The National Women's Hockey League is currently in its offseason following its sixth year of play, but things have been anything but normal over the past few weeks. A lot has transpired recently, and it appears as though this could be the tip of the iceberg.
Coming into the NWHL season, it was expected that the Minnesota Whitecaps would be a very good team. Given their storied history, existing chemistry, and the addition of a handful of talented players, it's little surprise that the team not only led the league during the regular season, but captured the Isobel Cup in their inaugural year with the NWHL.
What helped the Whitecaps start off this season strong was their roster, which was comprised of many players who were already part of the organization during its time as an independent team, prior to joining the NWHL.
Among those returning: Allie Thunstrom, who put up nine points in 16 games this season; Amy Menke, who recorded 10 points (4G, 6A) in 15 games; and both Winny Brodt Brown and Chelsey Brodt Rosenthal. Meaghan Pezon, Kalli Funk, Haylea Schmid, and Tanja Eisenschmid were among the other returning players. Julie Friend also returned in net.
The chemistry between these returning players, as well as the several Olympians who joined or re-joined the team this season, certainly helped foster a winning group in Minnesota.
But the Whitecaps also had several new players, including goaltender Amanda Leveille. Leveille joined her hometown team after spending the last two seasons in Buffalo; she went 11-4-0 with a 2.09 GAA and .923 save percentage in her first season with Minnesota.
Olympians including Lee Stecklein, Hannah Brandt, and Kendall Coyne Schofield also joined the Whitecaps this season. Stecklein and Brandt each recorded 11 points; Coyne Schofield had 15 points. Jonna Curtis was named the NWHL's Newcomer of the Year after putting up an impressive 19 points (8G, 11A) in just 16 games.
The Whitecaps started off their inaugural NWHL season strong, winning each of their first six games. Whether they had home ice or not, it didn't matter. Minnesota beat the Riveters with a cumulative score of 7-1 in their first two games at TRIA Rink. The teams traveled to New Jersey for a pair of games, both of which went Minnesota's way as the Whitecaps outscored the Riveters 11-5.

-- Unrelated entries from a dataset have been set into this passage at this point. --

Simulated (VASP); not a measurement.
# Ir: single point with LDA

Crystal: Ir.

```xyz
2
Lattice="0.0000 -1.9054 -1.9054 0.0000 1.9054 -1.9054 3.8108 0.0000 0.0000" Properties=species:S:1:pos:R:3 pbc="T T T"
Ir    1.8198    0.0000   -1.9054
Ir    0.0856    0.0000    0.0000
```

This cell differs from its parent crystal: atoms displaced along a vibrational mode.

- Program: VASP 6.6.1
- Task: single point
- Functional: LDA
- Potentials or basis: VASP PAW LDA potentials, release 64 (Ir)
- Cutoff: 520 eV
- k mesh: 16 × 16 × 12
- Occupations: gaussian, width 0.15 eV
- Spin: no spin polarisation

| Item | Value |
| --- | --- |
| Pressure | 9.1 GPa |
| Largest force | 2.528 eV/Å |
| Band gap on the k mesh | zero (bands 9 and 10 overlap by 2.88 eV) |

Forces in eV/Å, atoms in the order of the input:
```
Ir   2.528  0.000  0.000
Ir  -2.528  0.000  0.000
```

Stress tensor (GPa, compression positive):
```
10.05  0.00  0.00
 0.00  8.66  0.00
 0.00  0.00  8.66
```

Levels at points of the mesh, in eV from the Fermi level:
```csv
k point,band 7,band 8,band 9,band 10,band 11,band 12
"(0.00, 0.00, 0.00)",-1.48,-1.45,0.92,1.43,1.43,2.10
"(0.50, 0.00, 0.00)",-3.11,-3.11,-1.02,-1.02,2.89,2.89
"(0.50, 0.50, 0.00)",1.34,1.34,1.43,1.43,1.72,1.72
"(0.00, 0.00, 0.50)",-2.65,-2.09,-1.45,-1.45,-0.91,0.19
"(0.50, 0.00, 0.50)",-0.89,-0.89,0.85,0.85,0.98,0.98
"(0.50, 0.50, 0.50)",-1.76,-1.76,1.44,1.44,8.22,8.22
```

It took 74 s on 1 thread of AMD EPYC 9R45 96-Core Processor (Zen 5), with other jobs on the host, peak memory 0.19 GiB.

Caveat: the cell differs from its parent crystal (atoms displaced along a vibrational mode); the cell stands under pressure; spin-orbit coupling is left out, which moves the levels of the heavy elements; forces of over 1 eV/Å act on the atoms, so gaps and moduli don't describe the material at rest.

Upon returning home, Minnesota beat the Beauts in a pair of one-goal decisions. Their first loss of the season didn't come until December 1, when the team returned to the ice after a month off from NWHL action. The Whitecaps dropped a pair of games to Boston, including a 5-1 loss and an uncharacteristic 7-2 decision.
Minnesota then went on to win six of their last eight games, including a pair of shutouts over the Connecticut Whale. One of those games was a decisive 9-0 victory on January 20. Over the course of that stretch, the Whitecaps also beat Connecticut 2-0 and 4-1, beat Boston 2-1 and the Beauts 2-1.
Overall, in their inaugural season, the Whitecaps went 4-0 against the Riveters, 3-1 against the Beauts, 1-3 against the Pride and 4-0 against the Whale.
Minnesota headed into the postseason on a high note, and continued their streak there. They beat the Riveters in a rescheduled semifinal before winning the Isobel Cup over the Beauts in overtime, 2-1.
The Highs and Lows
↑ The Whitecaps were strong finishers. They had 23 of their 53 goals in the regular season in the third period, tied with Boston for the most goals in the final frame.
↓ Minnesota didn't have the most successful power play in the league. They recorded only four power-play goals, tied for fewest in the league, and were just 7.5% on the power play. But on the flip side, they also recorded four shorthanded goals, most in the NWHL. (The other four teams each only had one shorthanded tally.)
↑ Minnesota's 10.8% shooting percentage was second-best in the NWHL behind only Boston (12.6%).
State of the Organization
This season, the Whitecaps were led by co-head coaches Ronda Engelhardt and Jack Brodt, with assistant coach Laura Slominski. Brodt had already served as the team's head coach prior to its entry into the NWHL, so it was unsurprising to see him in the role.
Before the season began, word had it that Robb and Shivaun Stauber would be the team's co-head coaches, but that was never confirmed, and as it turned out, the parties never actually signed a contract.
Given that he was already with the team prior to its NWHL days, and remained with them this season, it's natural to expect that Brodt would be back behind the bench with Minnesota next season unless something changes.
The Whitecaps have a lot to live up to after not only leading the league in their first season, but also winning the Isobel Cup. They were a dangerous team to play against and at times, it seemed like they were unbeatable and wouldn't lose a game all season.
The Whitecaps were also in a unique position this season, as they played a handful of exhibition games throughout the season against collegiate teams. This extended their traditions from their time as an independent team, but it was interesting to see them intertwine these games with the NWHL schedule and maintain somewhat of a "practice" roster with additional skaters.
After having a taste of the championship, it'll be hard for the Whitecaps to top their inaugural NWHL season – but they'll definitely try to find a way when fall rolls around.